In the face of worldwide opposition and growing domestic condemnation of the Bush administration’s rush to war, the president has launched a new public relations offensive to convince the world abroad and the American people that nothing can stop the United States from carrying out its impending military conquest of Iraq. In public appearances, the commander in chief has displayed ever more impatience not only with the Iraqi regime’s actions but also with anyone’s even questioning his war policy. Merely repeating tired declarations that Saddam has brutalized his own people and “failed to disarm,” President Bush has added nothing of substance to the administration’s case for going to war. Instead, he has become petulant when asked to explain, for example, why he is so angrily intent on military action against Iraq while he is so serenely content to let diplomacy continue indefinitely to resolve the more serious threat posed by North Korea’s barbarous regime.

None of the major European countries, save Britain, wants anything to do with a U.S. war against Iraq, and even Tony Blair’s government, ordinarily subservient to U.S. wishes, recently has expressed a preference to let the inspections in Iraq continue, perhaps for months, before deciding whether to launch an invasion. The British people remain overwhelmingly opposed to the war, which must give the Labor chieftains pause as they contemplate the repercussions their present bellicosity may have on their candidates at the next election.

In the Middle East, opposition is similarly almost unanimous. Even the Turks, who normally allow themselves to be bought off fairly cheaply, are digging in their heels this time, fearful not only of the harm a war will wreak on their fragile economy but also of the Kurdish thorn in their soft southern underbelly, which a war might sharpen substantially. The Gulf sheikdoms take the U.S. money and run, of course, mindful that in view of the American armada standing offshore, they have no good alternative. The Saudis continue to urge avoidance of a war but, placed in an untenable position by U.S. diplomatic and economic pressures, they have reluctantly conceded a modicum of cooperation. Only Israel wishes the United States Godspeed in its attack on Iraq.

This pattern might well give Americans reason to rethink the Bush administration’s policy. The president maintains that Iraq’s regime poses a grave, imminent threat. Yet, if so, why do the countries that confront the alleged threat at closest range display no fear of Iraqi action against them? And if Israel alone is cheering for this war, what might that fact suggest? Well might we consider whether the present U.S. war policy constitutes still another case of the American dog being wagged by the tail of its Israeli protectorate. If so, do the American people really want it?

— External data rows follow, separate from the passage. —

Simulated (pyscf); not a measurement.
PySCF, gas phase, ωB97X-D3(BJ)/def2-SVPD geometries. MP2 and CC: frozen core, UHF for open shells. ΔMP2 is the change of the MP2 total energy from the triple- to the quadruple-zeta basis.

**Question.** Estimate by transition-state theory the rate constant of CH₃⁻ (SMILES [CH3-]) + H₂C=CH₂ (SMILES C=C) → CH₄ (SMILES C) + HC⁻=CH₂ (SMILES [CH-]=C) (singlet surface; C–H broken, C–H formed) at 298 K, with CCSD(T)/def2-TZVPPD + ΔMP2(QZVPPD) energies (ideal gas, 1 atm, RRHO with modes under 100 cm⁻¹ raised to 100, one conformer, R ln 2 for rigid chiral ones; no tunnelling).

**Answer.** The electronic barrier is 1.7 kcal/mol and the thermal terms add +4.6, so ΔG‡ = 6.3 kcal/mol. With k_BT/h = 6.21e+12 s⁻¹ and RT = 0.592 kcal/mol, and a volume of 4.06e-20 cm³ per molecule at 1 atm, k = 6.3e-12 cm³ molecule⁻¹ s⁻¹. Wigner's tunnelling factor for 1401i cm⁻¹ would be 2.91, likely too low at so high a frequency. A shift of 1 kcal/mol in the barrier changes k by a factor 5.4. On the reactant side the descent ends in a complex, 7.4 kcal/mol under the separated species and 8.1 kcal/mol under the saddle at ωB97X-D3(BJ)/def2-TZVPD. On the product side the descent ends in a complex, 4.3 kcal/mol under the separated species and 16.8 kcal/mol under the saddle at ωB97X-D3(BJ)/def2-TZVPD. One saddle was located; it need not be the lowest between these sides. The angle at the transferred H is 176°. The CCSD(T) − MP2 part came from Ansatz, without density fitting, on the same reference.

For many months, administration officials have continued to make the same claims about Iraqi programs to produce and deploy so-called weapons of mass destruction, yet they have consistently refused to adduce clear evidence to back up their charges. Even after the U.N. inspectors returned to Iraq, the United States refused to make its intelligence data available to them. Is it really more important to preserve the details of the government’s intelligence sources than to avert war by assisting the inspectors in locating and destroying the alleged Iraqi weapons, raw materials, and production facilities? If the U.S. government truly knows that such things exist in Iraq, what is so complicated about simply telling the inspectors where to find them? Not everything at issue can be hauled away on trucks as inspectors approach. On closer consideration, one begins to suspect that in fact the U.S. government’s spooks do not have the information they claim to possess. Perhaps their knowledge consists of little more than scattered, unreliable reports and questionable inferences, held together by a glue of preconceptions. Maybe their intelligence is just as bad as U.S. intelligence about the USSR is now seen to have been during the Cold War.

In any event, the president’s recently displayed impatience and undisguised hostility ill suit a leader who, thanks to congressional abdication, holds the power of war and peace in his own hands. War is too serious a matter to be decided by someone who lacks the keen intelligence and mature judgment to understand the situation fully and to weigh the pros and cons of alternative policies wisely. George Bush is doing nothing to reassure the public that he has what it takes to be a responsible foreign policy maker.

Worse, he appears to be acting under the greatest sway of advisers—Cheney, Rumsfeld, Wolfowitz, Perle, and their ilk—who have long been obsessed with attacking Iraq no matter what Saddam might do to placate them and who manifest a megalomania for remaking the Middle East in their preferred image. Their fantasies of transforming Iraq into a liberal democracy abide light years away from any realizable reality: Iraq lacks all the ingredients for baking that cake. If Americans allow themselves to become lodged in Iraq, ruling it directly or through a puppet regime, they will soon rue the day they plunged into that oil-rich but politically hopeless quagmire. If U.S. occupiers cannot deal successfully even with the rag-tag clans and warlords of Afghanistan, they won’t stand a chance in the treacherous ethnic, religious, and political cauldron known as Iraq.

Ultimately, the most troubling aspect of the administration’s present rush to war is its failure to treat the question of war and peace as the grave issue that it is. War consists of many horrors, most of them spilling onto wholly innocent parties. It ought never to be entered into lightly. Indeed, it ought always to be undertaken only after every decent alternative has been exhausted. We are far from having exhausted every good alternative. To allow more time for the inspections to proceed promises a far better ratio of benefits to costs than going straight to war.

That the United States already has positioned scores of thousands of troops near Iraq, ready to launch an attack, in no way justifies proceeding with that attack. Acting on a “use ’em or lose ’em” assumption makes no sense. Better to withdraw those forces than to commit them to a war that easily might have been avoided. The men and women in the U.S. armed forces certainly deserve to be kept out of harm’s way unless a completely compelling reason exists to place their lives at risk. Nor do the countless Iraqi civilians who will suffer in any war deserve the harms that a U.S. attack will bring them. The ordinary Iraqi citizen is not the Iraqi regime. No defensible moral calculus can justify killing those hapless people—military conscripts as well as civilians—just because the Bush administration harbors an animus toward Saddam Hussein and his lieutenants.

Despite what President Bush insists, time is on our side, not Saddam’s. We hold the upper hand in every way. It is no answer to catalog how under a host of conditions not yet realized and not likely to be realized soon, the Iraqi regime someday might seriously harm the American people here on our own territory. Justification of war requires that we face a definite, immediate, grave threat, and the administration has put forth no evidence that Iraq poses such a threat to us. In the present circumstances, then, a U.S. attack on Iraq would constitute a clear, utterly unjustified act of aggression. We ought not to tolerate a government that commits such acts in our name.